Lawrence Weiner lecture and exhibition at the Power Plant Gallery

As part of its international lectures series, the Power Plant Gallery presents artist Lawrence Weiner, who will be speaking about his pioneering practice at 7:00pm on Thursday, March 12, 2009. Four of his past films and videos will also be screened.


This lecture accompanies an exhibition by Weiner entitled The Other Side of a Cul-de-Sac, which runs at the Power Plant from March 14 until May 18, 2009.


In 2008, the in-depth touring retrospective exhibition Lawrence Weiner: As Far As The Eye Can See forcefully established the historical significance of Weiner as a pivotal figure in the development of conceptual art. Weiner continues to be very active as an artist and with that in mind the Power Plant is proud to have commissioned him to produce the new exhibition The Other Side of a Cul-de-Sac. This exhibition highlights the continuing vitality and currency of Weiner’s sculptural practice through the commissioning of new work and by providing a striking architectural context in which to situate his works – including interior, transitional and exterior spaces and surfaces of the Power Plant building.


“It is a privilege to present The Other Side of a Cul-de-Sac, Lawrence Weiner’s most substantial exhibition of new work in Toronto to date,” says Gregory Burke, exhibition curator and Director of the Power Plant. “The exhibition builds upon Weiner’s long-term relationship with Toronto, which began in earnest in 1977 at the Centre for Experimental Art and Communication (CEAC), where he created one of his earliest sound-work installations.”


The exhibition opens with a free public reception on Friday, March 13 from 8:00-11:00pm.

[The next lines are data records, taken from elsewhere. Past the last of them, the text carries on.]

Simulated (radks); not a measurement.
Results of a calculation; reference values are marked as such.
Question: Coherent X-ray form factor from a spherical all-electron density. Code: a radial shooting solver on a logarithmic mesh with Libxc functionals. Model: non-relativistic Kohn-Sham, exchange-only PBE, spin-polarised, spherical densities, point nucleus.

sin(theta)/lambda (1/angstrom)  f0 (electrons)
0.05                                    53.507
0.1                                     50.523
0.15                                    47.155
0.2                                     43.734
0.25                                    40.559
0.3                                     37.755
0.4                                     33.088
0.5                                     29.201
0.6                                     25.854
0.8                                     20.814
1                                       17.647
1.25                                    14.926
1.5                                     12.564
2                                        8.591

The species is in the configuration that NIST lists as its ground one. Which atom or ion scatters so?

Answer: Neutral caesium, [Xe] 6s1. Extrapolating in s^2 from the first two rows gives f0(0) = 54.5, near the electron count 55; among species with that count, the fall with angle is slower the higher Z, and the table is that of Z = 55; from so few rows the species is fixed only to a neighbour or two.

A 48-page hardcover companion publication will also be available, co-designed by Lawrence Weiner and Toronto’s Hahn Studio and published by the Power Plant. The publication re-configures the works from the exhibition within the book format and features texts by Gregory Burke as well as by critic and poet Dr. Wystan Curnow.


Admission to the exhibition is free to members, $10 non-members.